Please ensure Javascript is enabled for purposes of website accessibility
scene from The Chosen series

The Keys to the Kingdom: A Gentle But Firm Correction to “The Chosen”

March 6, 2024


The Chosen has become a hit series. It “is the first multi-season television series about the life of Christ” and “the largest crowdfunded TV series of all time.”1 Produced by Angel Studios (together with Loaves & Fishes Productions and Out of Order Studios), it has released episodes and a Christmas special in theaters and not just online.

The Chosen has received a great deal of praise from noteworthy Catholics. Fr. Hugh Barbour, O. Praem, who belongs to a solidly orthodox religious community, has written about how the positive reactions of his fellow Norbertine priests led him to watch the series, which he has enthusiastically supported (at least at the time of publication of his article in May, 2021).2 The faithful Catholic organization The Augustine Institute even acquired rights to broadcast the first season, and they have developed a series on the Formed app called “Catholic Commentary on The Chosen.” Word on Fire itself has published multiple positive articles about The Chosen, and Bishop Barron himself has interviewed Jonathan Roumie, a fellow Catholic, who plays the role of Jesus in the series.

Other Catholics have been more critical. Some writers have noted certain points of conflict between the series and Catholic theology. For instance, Fr. Brian Graebe, who wrote his doctoral dissertation about Jesus’ birth, has challenged the series’ portrayal of Mary experiencing labor pains, which is not unique to The Chosen in bible-based dramas.3 Others are skeptical and opposed to the show because the show’s creator, Dallas Jenkins, is a Protestant. Their fear is that Catholics watching the series may unwittingly imbibe Protestant notions that are incompatible with the Catholic faith.

One can be a fan without thinking every decision is impeccable.

I do not wish to dismiss all such concerns outright, since I have no doubt that they come from a place of genuine concern. Furthermore, the series is still in development, so we do not yet have a full picture of its overall portrayal of the Gospel. As a Catholic theologian who has watched every episode released thus far, there are certain aspects that I could nitpick about here and there. It is a dramatic presentation, after all, and it takes artistic license that I do not always agree with. 

Nevertheless, I have a generally positive view of the series. I think it does more good than harm. Of course, one needs to recognize it for what it is: a drama series and not a doctrinal exposition of the Gospels. One ought not to look to The Chosen for intricate theology or sufficient catechesis. I have, though, found certain scenes to be conducive to meditative prayer.

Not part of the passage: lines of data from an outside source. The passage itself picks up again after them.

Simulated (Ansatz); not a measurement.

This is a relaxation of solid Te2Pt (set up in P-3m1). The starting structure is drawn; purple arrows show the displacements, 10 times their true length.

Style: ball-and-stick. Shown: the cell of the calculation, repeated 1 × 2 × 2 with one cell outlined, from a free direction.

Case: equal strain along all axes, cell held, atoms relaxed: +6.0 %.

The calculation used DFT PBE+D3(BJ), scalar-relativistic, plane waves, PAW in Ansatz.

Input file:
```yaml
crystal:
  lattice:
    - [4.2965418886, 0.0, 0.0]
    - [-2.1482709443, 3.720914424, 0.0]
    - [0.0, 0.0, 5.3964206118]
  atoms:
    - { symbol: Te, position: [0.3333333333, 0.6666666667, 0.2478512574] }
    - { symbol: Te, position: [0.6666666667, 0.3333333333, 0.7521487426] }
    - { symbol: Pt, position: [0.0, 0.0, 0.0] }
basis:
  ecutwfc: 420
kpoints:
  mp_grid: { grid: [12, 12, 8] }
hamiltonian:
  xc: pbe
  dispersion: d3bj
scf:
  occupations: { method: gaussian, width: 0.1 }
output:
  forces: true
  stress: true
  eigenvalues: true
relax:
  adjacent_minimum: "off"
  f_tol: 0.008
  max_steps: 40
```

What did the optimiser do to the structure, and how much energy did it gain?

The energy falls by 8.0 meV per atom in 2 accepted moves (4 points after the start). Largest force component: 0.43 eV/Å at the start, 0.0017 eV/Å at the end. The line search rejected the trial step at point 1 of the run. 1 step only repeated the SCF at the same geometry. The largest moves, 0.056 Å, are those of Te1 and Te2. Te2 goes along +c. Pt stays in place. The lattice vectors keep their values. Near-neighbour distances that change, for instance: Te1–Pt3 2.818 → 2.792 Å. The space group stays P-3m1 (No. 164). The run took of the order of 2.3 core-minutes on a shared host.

I felt the need to preface the main thrust of this article with the above caveats. I do not want people to get the false impression that I am absolutely against The Chosen. Quite the contrary, I have thoroughly enjoyed the series, and I look forward to future seasons. I am not among the naysayers who think it is absolutely spiritually dangerous for every individual to watch. In fact, I think for many people, it could be helpful, the way that The Passion of the Christ (which also took artistic licenses) has helped some people pray the Rosary better, because they have a better image of the brutality that our dear Lord suffered. Certainly, among the vast array of options for movies and shows on offer, The Chosen is one of the best choices one could make for wholesome viewing.

Yet I think it is still fair to offer pushback when the series gets things wrong. One can be a fan without thinking every decision is impeccable. In fact, it is largely because I am a fan of the series that I lament when certain aspects of the show misrepresent the Gospel, which leads me—finally—to the main point of this article: The Chosen’s portrayal of Matthew 16:19.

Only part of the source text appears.